The European Central Bank heaped pressure on Greece’s new government by restricting access to its direct liquidity lines, citing concerns about the country’s commitment to existing bailout pledges. The Frankfurt-based institution, responsible for oversight of euro-area lenders and monetary policy in the currency bloc, announced Feb. 4 that the junk- rated collateral offered by Greek banks in return for financing will no longer be accepted, leaving them dependent on emergency liquidity assistance for funding.
Here’s a list of frequently asked questions about ELA:
Q: What is ELA? A: Emergency Liquidity Assistance, or ELA, is extended by a national central bank of the euro area, in this case the Bank of Greece, to solvent lenders “facing temporary liquidity problems, without such operation being part of the single monetary policy,” according to the European Central Bank’s website.
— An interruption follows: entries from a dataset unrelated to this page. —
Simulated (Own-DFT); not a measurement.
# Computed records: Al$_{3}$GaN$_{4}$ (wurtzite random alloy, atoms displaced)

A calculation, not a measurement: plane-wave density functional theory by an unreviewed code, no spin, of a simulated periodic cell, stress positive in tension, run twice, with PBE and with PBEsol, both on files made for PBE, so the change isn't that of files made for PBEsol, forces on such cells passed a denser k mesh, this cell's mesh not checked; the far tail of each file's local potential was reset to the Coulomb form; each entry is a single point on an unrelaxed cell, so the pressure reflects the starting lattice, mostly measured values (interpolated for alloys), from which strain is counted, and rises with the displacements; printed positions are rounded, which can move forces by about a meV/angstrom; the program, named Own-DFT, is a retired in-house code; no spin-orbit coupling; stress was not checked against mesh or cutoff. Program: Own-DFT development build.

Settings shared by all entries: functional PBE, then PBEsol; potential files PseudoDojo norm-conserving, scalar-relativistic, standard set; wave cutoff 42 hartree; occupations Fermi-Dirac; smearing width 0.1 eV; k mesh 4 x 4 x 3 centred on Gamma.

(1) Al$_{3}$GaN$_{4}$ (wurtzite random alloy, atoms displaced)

Q: Who approves the provision of ELA funds? A: Even though ELA is extended by a national central bank, the ECB’s Governing Council can restrict “ELA operations if it considers that these operations interfere with the objectives and tasks” of the euro-area system of central banks, or Eurosystem. “Such decisions are taken by the Governing Council with a majority of two-thirds of the votes cast.”
Q: Is ELA free assistance? A: No, ELA liquidity carries an interest rate of 1.55 percent, versus 0.05 percent for regular ECB financing, the Governor of the Bank of Greece Yannis Stournaras said in November.
Q: Why did Greek banks have to seek ELA? A: Since 2010, the ECB has accepted Greece’s junk-rated government debt and state- backed securities as collateral in its refinancing operations as long as the government complies with austerity measures and reform pledges in its international aid agreements.
The Governing Council decided Wednesday to end the waiver “based on the fact that it is currently not possible to assume a successful conclusion of the program review.”
Q: How much ELA will Greek banks get? A: Two Eurosystem officials said that Greek banks will have to convert well over 30 billion euros ($34 billion) of their ECB financing into more expensive ELA financing.
Q: Have we been here before? A: This is not the first time Greek banks have used ELA. Like Cypriot banks, they had to use ELA at the peak of the euro-area debt crisis. Greek banks only escaped the shackles of ELA in April 2014.
Q: Why did Greek lenders seek ELA again? A: Uncertainty over Greece’s future in the euro area triggered massive deposit outflows, totaling more than 15 billion euros since the beginning of December. Also, Greek banks lost access to financial markets. ELA is their only lifeline allowing them to replace lost liquidity.
Q: Is this the end? A: Certainly not. Greek banks have been here before, and so have banks of other euro-area member states. ELA won’t affect everyday operations and depositors and clients won’t notice a difference in their transactions.
ELA is an expensive temporary solution, however, subject to biweekly review by the Governing Council of the ECB. It gives Greek banks support until the country and its creditors solve their financing issues and strike a deal. If uncertainty persists, and deposit outflows accelerate, the Governing Council may decide that the problem is not liquidity, but the solvency of lenders. And then ELA will stop.